You say you disagree with my premise, yet you seem to be confirming the point I made. Your arguments revolve around difficulties with finding devs for a team and with training them to actually understand FP at a level that would allow them to untangle their algorithmic thinking from OOP. It's exactly what I said about the only proper reason to choose Java over Scala: team's lack of FP expertise. Other than that, my point still holds: type algebra and explicit nulls opt-in bring better quality software overall. And it does require FP expertise, not just awareness or vague familiarity with.

> otherwise your devs will go off the rails using Scala in ways that the team isn't prepared to learn

This also contributes to my initial point. But I'd like to know what are your examples of off-the-rails, as I've been to situations where a couple of folded traversals had been called similarly "too much" in a Scala codebase, but for someone writing Haskell it was just a regular application of a familiar pattern.

> Sure, you could hire someone who knew functional programming already and came from a background writing Haskell, but they were rare and usually commanded exorbitant salaries that made sure they were never in the equation to begin with.

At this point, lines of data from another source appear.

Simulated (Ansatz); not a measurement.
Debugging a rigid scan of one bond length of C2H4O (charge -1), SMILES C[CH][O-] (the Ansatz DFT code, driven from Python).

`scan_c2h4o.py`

This is a specific argument that could be made within your organisation. I don't know your budgets and the requested salaries by respective candidates, and you didn't clarify the level of expertise your teams were looking for, so I can't make an informed judgement about the merits of this argument and to what extent it could be applied onto the tech stack in general. I've been doing FP for a meaningful amount of time, mostly in Haskell, and the common theme over all these years has always been a visible shortage of FP positions compared to the number of capable candidates willing to compromise on their salary in exchange for an opportunity to use Haskell at their workplace. Many of them were instead compromising on Haskell in exchange for a regular Java-grade salary for writing Scala. And I've never heard of people commanding better salaries just for the fact of being able to write Scala instead of Java. Usually it was due to additional set of skills, like strong algorithmic training or extra years of business domain expertise, and these traits bring additional value to organisations, if they are able to utilize them within their teams.

> Especially when Java is not really a terrible choice in a large enough organization

It certainly isn't terrible, but it also is neither safer nor more productive. For a developer who has a good command of both paradigms, Scala would be a better choice on JVM.